The trick is to realize that the pathwise derivative (for a valid path given by $h$) is just an ordinary unidimensional derivative for a function of $\epsilon$. In brief: $\nabla_h \psi = \frac{d \psi(\tilde P_\epsilon)}{d \epsilon}$. So we can directly apply all of the relevant results from undergraduate calculus: the chain rule, addition of derivatives, etc.
We’ll go through the chain rule as an example. Imagine that you know the canonical gradient for a parameter $\psi$ but what you're really interested in estimating is the quantity $g(\psi)$. Well, check this out:
$\nabla_h g(\psi(P))
\overset{\text{def.}}{=}
\frac{d g(\psi(\tilde P_\epsilon))}{d \epsilon}
\overset{\text{chain rule}}{=}
g'(\psi(P))
\frac{d \psi(\tilde P_\epsilon)}{d \epsilon}
\overset{\text{Reisz rep.}}{=}
\underbrace{g'(\psi(P))}_{\text{constant}} E[h\phi^\dagger]
\overset{\text{linearity}}{=}
E\big[h
\underbrace{
\phi^\dagger g'(\psi(P))
}_{\phi^\dagger_{g \circ \psi}}
\big]$
This looks intimidating but each step is a something we're already familiar with so it's just about putting it together. At the end of the day, what we've shown is that the function $g'(\psi(P))\phi^\dagger$ is exactly the Reisz representer for $\nabla_h g(\psi(P))$ and is thus by definition the canonical gradient of $g(\psi)$. Note that multiplying by the constant $g'$ is a linear operation so we can't have left the tangent space (which hasn't changed) and somehow obtained a noncanonical gradient. We therefore have a simple formula (effectively the chain rule) to compute gradients for functions of parameters.
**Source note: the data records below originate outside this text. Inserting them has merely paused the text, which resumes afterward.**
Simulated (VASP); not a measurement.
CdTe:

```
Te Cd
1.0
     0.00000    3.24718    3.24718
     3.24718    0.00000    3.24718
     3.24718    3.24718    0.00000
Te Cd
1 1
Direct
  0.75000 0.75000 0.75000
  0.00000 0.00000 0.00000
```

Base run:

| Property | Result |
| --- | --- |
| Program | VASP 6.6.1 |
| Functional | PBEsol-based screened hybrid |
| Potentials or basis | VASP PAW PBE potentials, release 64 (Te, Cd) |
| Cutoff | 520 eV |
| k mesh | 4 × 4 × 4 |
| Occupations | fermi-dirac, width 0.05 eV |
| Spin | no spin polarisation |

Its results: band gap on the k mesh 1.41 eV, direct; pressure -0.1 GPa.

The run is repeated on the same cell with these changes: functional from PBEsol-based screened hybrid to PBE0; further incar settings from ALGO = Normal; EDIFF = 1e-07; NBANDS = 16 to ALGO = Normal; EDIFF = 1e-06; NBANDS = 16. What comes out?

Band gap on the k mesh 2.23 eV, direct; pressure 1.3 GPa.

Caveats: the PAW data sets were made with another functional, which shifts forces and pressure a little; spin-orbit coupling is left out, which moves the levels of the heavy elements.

It helps to think of an “EIF operator” $\Phi$ for a given model that takes a parameter $\psi$ and returns its efficient influence function $\phi$. We can write out a few useful algebra rules this way:
$\begin{align*}
\Phi(g(\psi)) &= g'(\psi)\Phi(\psi)
& \quad \text{(chain rule)}
\\
\Phi(\psi_1 \psi_2) &= \Phi(\psi_1)\psi_2 + \psi_1\Phi(\psi_2)
& \quad \text{(product rule)}
\\
\Phi(a_1\psi_1+a_2\psi_2) &= a_1\Phi(\psi_1) + a_2\Phi(\psi_2)
& \quad \text{(linearity)}
\end{align*}$
We’ll call this “gradient algebra” it’s a generically useful set of tools that we can use to build up canonical gradients from simpler pieces, the same way we can use the chain rule, etc. to build up complex derivatives from simpler ones. We’ll see some examples in a little bit.
Saturated Models
Life is generally good when our model is fully nonparametric. There is only one influence function, and it’s the efficient one. All we need to do is to find it.
The material in this section closely follows and condenses Kennedy 2022 and Hines 2021, though the methods have been around for much longer!
Point Mass Contamination
The trick most people use in this setting is called point mass contamination (or sometimes the Gateaux derivative method). The idea is to 1) pretend that all the variables in your model are discrete and then 2) to consider a particular kind of path where the "destination" $\tilde P$ is a distribution that places all of its mass at some point $\tilde z$ (I'll use $1_{\tilde z}$ to notate such a distribution). In other words, this distribution enforces $\tilde P(Z=\tilde z) = 1$ and the probability that $Z$ takes any other value is 0. We can therefore think of the path $\tilde P_\epsilon$ for small $\epsilon$ as the distribution $P$ "contaminated" with just a little extra mass at the value $\tilde z$.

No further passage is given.